Monthly Archives: July 2007

What Data Mining Can and Can’t Do, Part 2

The previous post was about what data mining is good for and what it is not good for, and how to use data mining properly for Marketing efforts.  This post further explains this concept in response to comments received.

Detecting credit fraud, especially with a data set as huge as the one at MCI, is a perfect application for data mining – classification, as in “this is fraud, this is not”.  These are not predictions, they are classifications based on a certain type of behavior that has already occurred.  As long as what a Marketer is really trying to accomplish is classification, then data mining is a great tool.  If you are trying to predict behavior, not so good.

I agree data mining has “real potential is to call attention to things for further investigation” as long as the classification will be actionable, but often times it is not.  There is a great deal of confusion about just what data mining can and cannot do and I’m just trying to bring some clarity to this issue for Marketing folks.

Bottom line: classifying people into “buckets” is not particularly helpful without some end result to act on as a result of having people in these buckets.  Ask yourself: if I know that people differ in a certain way, what will I do with that information, how will I act on it?
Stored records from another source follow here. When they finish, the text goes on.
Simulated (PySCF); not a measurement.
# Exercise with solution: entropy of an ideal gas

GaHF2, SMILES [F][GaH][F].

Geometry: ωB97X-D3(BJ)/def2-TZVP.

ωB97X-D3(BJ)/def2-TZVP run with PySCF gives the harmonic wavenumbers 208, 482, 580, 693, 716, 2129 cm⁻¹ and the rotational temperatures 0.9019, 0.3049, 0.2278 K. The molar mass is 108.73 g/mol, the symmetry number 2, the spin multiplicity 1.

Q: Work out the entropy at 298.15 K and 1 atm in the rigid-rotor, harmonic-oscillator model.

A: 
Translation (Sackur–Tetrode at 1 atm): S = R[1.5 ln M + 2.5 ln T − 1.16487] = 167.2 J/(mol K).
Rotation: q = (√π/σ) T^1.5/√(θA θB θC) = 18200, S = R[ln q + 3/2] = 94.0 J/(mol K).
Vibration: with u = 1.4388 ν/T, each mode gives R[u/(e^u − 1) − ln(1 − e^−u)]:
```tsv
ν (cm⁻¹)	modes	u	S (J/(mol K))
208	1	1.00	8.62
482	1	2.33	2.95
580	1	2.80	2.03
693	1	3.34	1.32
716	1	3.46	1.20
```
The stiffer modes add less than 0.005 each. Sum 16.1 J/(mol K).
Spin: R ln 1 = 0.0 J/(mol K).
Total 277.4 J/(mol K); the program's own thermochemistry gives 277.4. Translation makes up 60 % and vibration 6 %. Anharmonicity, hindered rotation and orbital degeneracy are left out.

The most common mistake in this area is thinking demographics in some way predict behavior.  Demographics are not predictive, they are merely suggestive, yet many marketers cling to demos because that’s what they grew up with.  And then the analysts jump right in and say, “We can segment this population by demographics using data mining!” and you’re right off down the rat hole.  Then the Marketers create programs with an Objective of influencing behavior based on this demographic segmentation and wonder why they don’t work.

I certainly don’t have a problem with using “models” in general to solve Business and Marketing problems – that’s what I do for a living.

What I do have a problem with is the tendency to throw brute force machine learning technology at Marketing problems that ultimately can’t be solved using that particular approach. It’s a waste of time and money.  Paula, I think this is an area similar to your: “If this is the answer, what was the question?”

Said another way, detecting a behavior and predicting one are very different Objectives, and a lot of what you want to do in Marketing is prediction, not detection; it’s a “when” question, not a “who” question.  Often in Marketing, by the time you know “who”, it’s too late to do anything about it.  So Marketers need to know the probability of, the propensity to, not a classification of “who” after something happens.

On the flip side, if I have a prediction or propensity already, and then you want to tell me “who” they are with data mining, that’s fine, provided that information will make any difference.  And here we get to the crux of my comment: knowing who after I have the propensity usually does not make any difference at all.  On this point I am sure there will be a lot of disagreement, but I urge anybody who disagrees to simply test the hypothesis.  Show me the time, money, and effort spent on finding out”who” created enough economic value to pay off the investment, created incremental profit beyond the profit generated by simply understanding the propensity all by itself.

More data is not the answer; only the right data is required.  Huge numbers of models are not the answer either; just because I can segment doesn’t mean that segmentation is worth anything.  Data / model output can be considered as must know, good to know, nice to know, and who cares?  Machine learning technologies seem to drive much more “who cares” than “need to know” output, and people end up drowning in irrelevant noise.   This is not a fault of the technology, but the application of it improperly.

For most Marketing needs, data mining is like “crop dusting with the SST”, to quote a former CEO I worked for.  Discovering a Marketing problem is typically the easy part and doesn’t require data mining; taking the right action to solve the problem is where the difficulty lies and machine learning is not going to provide that answer, despite many people hoping or believing it is true.

Of course, the inability of many Marketers to understand and communicate the actual problem they are trying to solve, and / or the inability of many technology people to turn those requirements into an actionable solution, is a different story that we won’t begin to address in this forum.  To the extent either one is responsible for the misapplication of a certain technology to solving a problem, oh well, where have we heard that before.

I hope I explained my position more clearly this time!